Because of these beliefs, Rawls designs his original position to strip humans of these contingencies. As a result, he creates his famous “veil of ignorance,” in which the participants in the original position know almost nothing about themselves. The only elements that they do know are the ones that count for Rawls: that they are all rational, capable of a sense of justice, and therefore equal. They are also unaware of their conception of the good; Rawls says that they have “mutual disinterest” – they are not trying to outbid or “get” each other, only to maximize their own score of happiness.

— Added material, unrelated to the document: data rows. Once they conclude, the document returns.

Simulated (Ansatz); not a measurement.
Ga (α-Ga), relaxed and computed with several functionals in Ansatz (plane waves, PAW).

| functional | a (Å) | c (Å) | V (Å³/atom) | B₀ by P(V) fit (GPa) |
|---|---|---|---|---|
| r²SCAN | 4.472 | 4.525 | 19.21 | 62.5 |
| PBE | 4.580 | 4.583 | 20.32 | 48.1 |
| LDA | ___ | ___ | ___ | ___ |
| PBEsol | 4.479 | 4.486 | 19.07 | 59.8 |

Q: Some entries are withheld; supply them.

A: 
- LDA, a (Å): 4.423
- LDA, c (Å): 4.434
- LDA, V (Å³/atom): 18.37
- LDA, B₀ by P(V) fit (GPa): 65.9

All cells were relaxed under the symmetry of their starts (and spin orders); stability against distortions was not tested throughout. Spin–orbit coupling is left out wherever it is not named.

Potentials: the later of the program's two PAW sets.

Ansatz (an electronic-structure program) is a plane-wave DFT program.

Not only does Rawls thus align the original position with his conception of the important elements of human beings, but he also sets up the original position to foster a kind of perfect environment to foster the formation of just principles. He sets things up to reflect what he calls the “circumstances of justice” – conditions of moderate scarcity, and conflicting claims to the advantages of social cooperation. He also requires other restrictions – for instance, the society being set up in the original position is isolated from any other hostile, warring states; he also writes that we are to imagine the society will be reasonably prosperous (again, “moderate” scarcity prevails, not widespread scarcity). It’s important to note that Rawls is not starting from utopian premises, exactly; he writes that while men may leave the original position and enter reality to find that some of them have sentimental attachments to each other, they do not start from this premise in the original position. They are not envious of each other; in fact, they are “mutually disinterested” (112). Rawls is surprisingly realistic about human beings: they are rational but self-interested; he flatly states that these men in the original position are not willing to sacrifice their own plans for the good of others. This is the reason why principles of utilitarianism are rejected. It’s also important to note that Rawls’s original position participants are without ties of family or clan; it is man as an individual, autonomous agent that Rawls takes to be fundamental. It is the individual’s capacity for justice and for rational choice that is most salient for Rawls.
Given the circumstances of justice, there is a need to create principles of justice – that is, there is a need to “work things out.” And given the veil of ignorance, none of the participants in the original position can try to tailor the principles to his own specific situation. That is, if one knows that one is good at making money, he might try to push for principles of justice that favor the moneymakers. Most importantly, because he does not know anything about his prospects, Rawls maintains that he will promote Rawls’s famous second principle of justice – the key part of which is the so-called “Difference Principle.” This states that any inequalities must benefit the least advantaged. The intuitive idea is that, because I don’t know anything about my prospects, I will “play it safe” and vote to protect the least advantaged, in case I am one of them.
There are several further restrictions Rawls includes. Most important of these is that all men in the original position must unanimously agree on the principles of justice before leaving the original position and entering real society. Additionally, they must agree that these principles are to be adhered to what Rawls calls “strict compliance,” and that they are permanent. These are more restrictions, it seems to me, to force us to clarify our very best and most ideal conceptions of justice.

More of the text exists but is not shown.